Four ACC Teams Claim Spots in NCAA Field Hockey Second Round
ACC Field Hockey

ACC Field Hockey

Nov. 14, 2009

GREENSBORO, N.C. – Four Atlantic Coast Conference field hockey teams—Maryland, North Carolina, Virginia, and Wake Forest—advanced to the second round of the NCAA Championship with wins this afternoon. Half of the eight teams that remain from the overall field of 16 hail from the ACC.

Top-ranked Maryland (National Field Hockey Coaches Association) earned the top-overall seed in the tournament and defeated American, 6-1, at its Field Hockey & Lacrosse Complex in College Park, Md. The Terrapins (21-0) advance to the second round of action and will play 10th-ranked Drexel (19-3) tomorrow. Drexel upset fifth-ranked Connecticut, 3-2, earlier today.

Winston-Salem, N.C. featured a pair ACC teams competing in two first-round games today as third-ranked North Carolina (17-2) beat 15th-ranked Ohio State by a 4-1 count at Kentner Stadium on the campus of Wake Forest University. Later, first and second-round host Wake Forest (13-6) shutout 13th-ranked Indiana, 2-0. The Tar Heels and the seventh-ranked Demon Deacons will face off in Sunday’s second-round action.

Tomorrow’s game will be the third match-up between the two in-state foes, with North Carolina taking both meetings earlier this season. The Tar Heels beat Wake Forest in a non-conference game, 4-1, at Francis E. Henry Stadium in Chapel Hill on September 4 in the third game of the season for both teams. In the rematch in Winston-Salem on October 3, North Carolina upended the Deacons, 3-0, in an ACC game.

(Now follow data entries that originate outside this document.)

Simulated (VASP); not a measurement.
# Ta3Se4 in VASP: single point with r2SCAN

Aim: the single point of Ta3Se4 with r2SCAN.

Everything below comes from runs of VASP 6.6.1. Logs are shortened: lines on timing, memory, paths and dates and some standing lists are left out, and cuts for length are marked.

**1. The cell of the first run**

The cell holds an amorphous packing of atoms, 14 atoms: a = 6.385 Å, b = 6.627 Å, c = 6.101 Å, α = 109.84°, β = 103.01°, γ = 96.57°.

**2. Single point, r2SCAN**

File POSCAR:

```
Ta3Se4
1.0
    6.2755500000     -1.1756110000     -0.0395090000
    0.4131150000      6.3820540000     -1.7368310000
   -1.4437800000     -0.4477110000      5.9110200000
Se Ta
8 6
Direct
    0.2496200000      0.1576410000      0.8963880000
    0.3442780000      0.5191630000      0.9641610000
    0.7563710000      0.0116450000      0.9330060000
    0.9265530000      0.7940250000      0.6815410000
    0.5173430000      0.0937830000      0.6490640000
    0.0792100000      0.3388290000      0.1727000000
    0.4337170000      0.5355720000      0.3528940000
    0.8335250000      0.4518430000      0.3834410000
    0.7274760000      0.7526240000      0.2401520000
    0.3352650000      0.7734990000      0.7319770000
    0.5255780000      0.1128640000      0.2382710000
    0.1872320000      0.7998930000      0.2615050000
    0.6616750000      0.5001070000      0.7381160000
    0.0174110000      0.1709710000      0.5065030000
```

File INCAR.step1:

Virginia was the fourth team to advance to the second round with a 3-0 shutout of Richmond at Turf Field in Charlottesville, Va. The Cavaliers will host sixth-ranked Michigan State (18-3), who defeated Delaware, 7-0, this afternoon. Earlier this season, Virginia defeated Michigan State, 3-0, at home on September 20, and fourth-year head coach Michele Madison will be looking for her second win of 2009 against the team she coached from 1993-2005.

Ninth-ranked Boston College (13-7) was defeated by eighth-ranked Syracuse, 6-2, in Princeton, N.J. in the league’s only loss of the day.

The second round of the NCAA Championship has featured at least three teams from the ACC in every season since 1996, and the league will be looking for at least two of its teams to clinch a semifinal-round berth for the seventh consecutive season.

ACC teams have claimed 14 NCAA field hockey championships since 1983, including the last seven in a row, and have competed in every championship game since 1999. Wake Forest (2002-04), Maryland (2005-06, 08), and North Carolina (2007) have combined to win the last seven NCAA field hockey championships.